DEVOTEE OF THE VIRGIN MARY
It is mentioned in the poem that Sir Gawain had the Virgin Mary painted on the inside of his shield - And wherever this man found himself in battle, his earnest intent was on this, above all else: that he should get all his fortitude from the five joys that the gracious Queen of Heaven had in her Child. (For this reason the knight had her image fittingly painted on the inner side of his shield, so that when he glanced at it his courage never diminished.)
In a painting by Benjamin West Sir John Chandos is shown holding a shield with the Virgin Mary upon it.
The composition shows Edward, The Black Prince, receiving King John of France after the Battle of Poitiers. It was painted in 1788 for George III, to be hung in the Audience Chamber at Windsor Castle.

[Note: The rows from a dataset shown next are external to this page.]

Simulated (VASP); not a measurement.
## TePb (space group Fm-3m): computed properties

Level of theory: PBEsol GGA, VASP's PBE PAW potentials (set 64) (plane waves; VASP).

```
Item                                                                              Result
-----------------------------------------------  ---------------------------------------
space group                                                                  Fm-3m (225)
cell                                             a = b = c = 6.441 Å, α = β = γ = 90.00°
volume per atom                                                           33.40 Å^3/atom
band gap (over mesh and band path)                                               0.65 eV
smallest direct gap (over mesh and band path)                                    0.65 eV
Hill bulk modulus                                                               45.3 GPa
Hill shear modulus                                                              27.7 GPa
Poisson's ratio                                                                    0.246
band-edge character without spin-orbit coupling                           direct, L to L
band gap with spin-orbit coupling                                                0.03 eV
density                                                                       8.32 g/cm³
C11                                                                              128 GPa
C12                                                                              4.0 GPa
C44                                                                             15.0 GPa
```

See this link: https://www.royalcollection.org.uk/eGallery/object.asp?category=276&object=407522&row=1382&detail=magnify
Description of the detail shown above - The principal figures is the PRINCE OF WALES: upon his helmet a plume of Ostrich feathers in a coronet, which was worn by the King of Bohemia in the battle of Cressy. JOHN LORD CHANDOS: his crest on his helmet, which is a Saracen's head proper, in profile bended sable: his shield Azure; on it the Virgin Mary Or, encompassed with the rays of the sun Argent.
The description of Chandos in the painting can be found in: The Beauties of England and Wales, Vol I by John Britton and Edward Wedlake.
The Web Gallery of Art says: The paintings by West must be seen as part of a revival of interest in the Middle Ages that was being pioneered by antiquarians such as Joseph Struttz and Francis Grose, to whose works the artist clearly referred for details of the arms, armour, and dress. For the historical narrative the primary sources in English were an early translation of the Chronicles (1325-1400) of Jean Froissart and the History of England (1754-62) by David Hume.
Froissart - Virgin Mary Or and/or bleue Dame?
The Virgin Mary or bleue Dame is mentioned before the battle of Poitiers as being an armorial device used by Chandos. Various references from other sources, Rev. George Shand, Joshua Barnes, M. J. Huxtable, all describe the Virgin Mary as being used by Chandos as one of his armorial devices used either on his shield or on his surcoat.
Sir John Froissart's Chronicles, Thomas Johnes translation, 1806 edition
It chanced, on that day, that Sir John Chandos had rode out near one of the wings of the French army, and Lord John de Clermont, one of the [French] King’s marshals, had done the same, to view the English. As each knight was returning to his quarters, they met. They both had the same device upon the surcoats which they wore over their other clothes; it was a Virgin Mary, embroidered on a field azure, or, encompassed with the rays of the sun argent.
Johnes Translation differs from earlier translations of the 16th century, such as Lord Berner's, as the Virgin Mary is described as being Or (gold) on a azure (blue) background. Berners described the image as a blue Madonna.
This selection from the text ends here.